But, as always, he was listening and learning more than speaking. He listened to his father discuss his own high appointive offices and Roosevelt and the New Deal at the dinner table. At Harvard, on an assignment from Professor Holcombe, he had spent a year reading every utterance of an obscure Republican Congressman. (“The thought,” he later wrote, “that some zealous and critical sophomore is now dissecting my own record in a similar class often causes me some concern.”) As a student and assistant to his father, he had met politicians in England, France and elsewhere.
In the South Pacific he had debated politics with his companions amid the grim toll of international political disorder. In a brief fling at journalism he had observed power politics at Potsdam and the San Francisco UN Conference and covered the British elections.
All this had sharpened his interest in public affairs and public service. “I never would have run for office if Joe had lived,” he said. But Joe had died, a seat was open, and Jack Kennedy knew he wanted to be a participant, not an observer. He was, in many ways, an old-fashioned patriot—not in the narrow nationalistic sense but in his deep devotion to the national interest. He had compared firsthand the political and economic systems of many countries on several continents, and he greatly preferred our own. He shared Buchan’s belief that “democracy…was primarily an attitude of mind, a spiritual testament” and that “politics is still the greatest and the most honorable adventure.”
Although by the time we met in 1953 he had achieved considerable success as a politician, he had no grandiose picture of himself as a chosen savior of mankind from any specific evil. But he did recognize, with his customary objectivity that put both modesty and ego aside, that he possessed abilities, ideals and public appeal which could be combined to help the nation with whatever problems it faced. In all the years that followed, however the problems and his public image may have changed, that private vision of himself and his role never altered.
DIFFERENCES AND SIMILARITIES
When I first began to work for him, it seemed we had nothing in common.
He was worth an estimated ten million dollars, owing primarily to the vast trust funds his father had established many years earlier for each of the nine Kennedy children, and he had been accustomed to the social circles of Palm Beach, New York and the French Riviera. My own background was typical of a middle-income family in a Middle Western city, Lincoln, Nebraska.
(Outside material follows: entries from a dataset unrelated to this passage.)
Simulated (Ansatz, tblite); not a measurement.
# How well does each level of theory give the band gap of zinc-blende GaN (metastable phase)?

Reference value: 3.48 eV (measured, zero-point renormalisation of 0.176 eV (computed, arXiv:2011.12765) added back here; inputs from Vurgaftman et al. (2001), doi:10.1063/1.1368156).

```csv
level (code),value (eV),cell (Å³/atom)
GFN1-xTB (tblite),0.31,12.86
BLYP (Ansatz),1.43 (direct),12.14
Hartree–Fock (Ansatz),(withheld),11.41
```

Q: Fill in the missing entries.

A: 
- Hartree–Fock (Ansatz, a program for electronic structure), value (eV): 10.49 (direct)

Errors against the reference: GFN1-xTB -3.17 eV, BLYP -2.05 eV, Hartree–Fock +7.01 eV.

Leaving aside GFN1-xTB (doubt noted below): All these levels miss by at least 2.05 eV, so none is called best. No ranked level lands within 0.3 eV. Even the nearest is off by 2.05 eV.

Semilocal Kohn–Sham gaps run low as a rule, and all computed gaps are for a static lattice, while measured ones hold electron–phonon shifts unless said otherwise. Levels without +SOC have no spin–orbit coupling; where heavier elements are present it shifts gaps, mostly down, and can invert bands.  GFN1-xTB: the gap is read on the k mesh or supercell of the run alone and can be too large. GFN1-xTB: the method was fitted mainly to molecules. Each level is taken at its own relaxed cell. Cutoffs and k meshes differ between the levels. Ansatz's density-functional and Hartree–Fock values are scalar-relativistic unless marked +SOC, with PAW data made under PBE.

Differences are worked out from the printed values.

I had never been out of the United States and rarely out of the Middle West. But the Senator, as a student, tourist, assistant to his Ambassador father (1938), naval officer (1941-1945), journalist (1941 and 1945) and Congressman (1947-1953), had traveled to every major continent and talked with the presidents and prime ministers, the shopkeepers and scholars, of some thirty-seven countries.
I had been seventeen years old when the Second World War ended. He had been one of its genuine combat heroes. Having pulled strings to be accepted for active duty, when his back might have excused him from service altogether, he inspired and assisted his shipmates to safety when the torpedo boat he commanded, the PT-109, was rammed in two by an enemy destroyer during a night operation in the Solomons. An expert swimmer from his days at Cape Cod and on the Harvard swimming team, he had towed one injured sailor three dark and freezing miles, grasping the man’s life-belt strap in his teeth, although his own back and health had been shattered.
He had attended the exclusive Choate Preparatory School for boys, graduated with honors from Harvard, and studied briefly at Princeton,[17] Stanford and the London School of Economics. My total tuition in six years at the University of Nebraska, from which I received my degree in law, could not have paid for a single year at Harvard.
He was a Catholic—by heritage, habit and conviction—and a friend of Cardinals. I was a Unitarian, a denomination whose absence of dogma and ritual places it at the opposite end of the religious spectrum.
He had never been to the prairie states; I had never been to the New England states. He was thirty-five (born May 29, 1917), and I was twenty-four—although I carefully kept my age a secret from him at the time, and he seemed more amused than astonished when he learned it two years later.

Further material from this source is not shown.